During the last two years, the U.S. intelligence community has faced momentous challenges and experienced extraordinary upheaval, including the Snowden disclosures beginning in June 2013 and the release of a redacted summary of the Senate report on CIA interrogation practices last year.
Highlights of the new report include these:
** Efforts to make U.S. intelligence agencies financially auditable are progressing slowly. “The CIA, NGA, NRO, and NSA conducted audits of their fiscal year 2014 financial statements,” but only the National Reconnaissance Office (NRO) completed the process successfully. The CIA, NGA, and NSA “received disclaimers of opinion,” meaning that their financial statements could not be validated by the auditors. “While the DIA and ODNI did not conduct an audit, both plan to do so in 2015,” the report said.
** Over-control of classified information continues to hamper information sharing even within the intelligence community, the report said. “The Committee has been concerned about the IC’s misapplication and overuse of the originator control marking (ORCON), which can impede the complete and timely dissemination of intelligence, as the agency that originates the information retains control over its dissemination…. Committee staff concluded that the use of the ORCON marking by certain IC elements had increased substantially, and that in some cases classification and control marking policies had been violated.”
** Efforts to enlist the resources of the Government Accountability Office to strengthen intelligence oversight — a move long advocated by outside observers — are continuing, as the Committee encourages “open lines of communication and collaboration” between ODNI and GAO. The new report reveals that the classified annex of the FY 2014 authorization bill “directed the development of a specific GAO review to bolster intelligence oversight and reduce unnecessary fragmentation, overlap, and duplication.”
** The report provides some new details of the three-volume structure of the still-classified CIA “torture report”. The first volume addressed the history of CIA’s interrogation program in 1,539 pages. The second volume devoted 1,858 pages to intelligence acquired through the program and CIA’s representations of its effectiveness. And the third volume, in 2,855 pages, focused on the detention and interrogation of 119 CIA detainees.

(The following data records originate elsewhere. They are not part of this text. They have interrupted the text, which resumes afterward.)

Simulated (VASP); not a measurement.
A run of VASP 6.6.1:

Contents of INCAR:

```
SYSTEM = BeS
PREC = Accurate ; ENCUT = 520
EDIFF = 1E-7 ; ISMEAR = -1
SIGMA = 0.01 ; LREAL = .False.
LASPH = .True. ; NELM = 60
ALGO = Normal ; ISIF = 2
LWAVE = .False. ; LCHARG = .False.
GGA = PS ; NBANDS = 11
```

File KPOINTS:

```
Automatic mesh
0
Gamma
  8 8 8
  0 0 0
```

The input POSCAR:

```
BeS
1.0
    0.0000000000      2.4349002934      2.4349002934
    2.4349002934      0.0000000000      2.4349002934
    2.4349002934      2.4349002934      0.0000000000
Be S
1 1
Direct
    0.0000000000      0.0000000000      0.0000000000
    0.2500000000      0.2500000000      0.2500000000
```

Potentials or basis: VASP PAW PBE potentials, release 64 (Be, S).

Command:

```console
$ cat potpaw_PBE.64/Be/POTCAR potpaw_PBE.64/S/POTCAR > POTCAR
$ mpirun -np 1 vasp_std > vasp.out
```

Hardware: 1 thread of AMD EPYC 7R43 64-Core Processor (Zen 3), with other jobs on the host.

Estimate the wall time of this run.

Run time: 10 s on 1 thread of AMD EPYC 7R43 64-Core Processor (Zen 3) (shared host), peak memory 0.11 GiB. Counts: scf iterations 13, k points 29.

** The Committee report said that “Financial intelligence has emerged as a significant are of IC activity, aiming to ‘follow the money’ of adversaries. It has proven to be a powerful tool confronting a range of challenging threats including terrorism, weapons proliferation, and narcotics trafficking.”
** “The Committee also devoted significant time and attention to lethal operations against counterterrorism targets…. The Committee has worked with the Executive Branch to understand the legal basis for these operations.” Likewise, “The Committee seeks to ensure that covert action programs are consistent with United States foreign policy goals, and are conducted in accordance with all applicable U.S. laws.”
** With seeming condescension, the report noted that “The Committee annually receives hundreds of phone calls, facsimiles, mail, and email communications from self-identified whistleblowers on matters they believe to be of urgent concern. Committee staff reviewed and investigated these communications.” If these investigations yielded any actionable findings, they are not mentioned in the report.
** The report pointedly observed that “Since 1994, the Committee has held annual open hearings to review the Intelligence Community’s assessment of the current and projected national security threats to the United States.” That twenty-year tradition came to an end this year when the new Chairman, Sen. Richard Burr, decided to hold the Committee’s annual threat briefing in closed session.
The new Senate Intelligence Committee report does not contain any note of critical self-examination or any suggestion that congressional oversight itself might have been complicit in the errors and excesses of intelligence agencies. Accordingly, the report does not address any potential changes that might be made to improve the intelligence oversight process.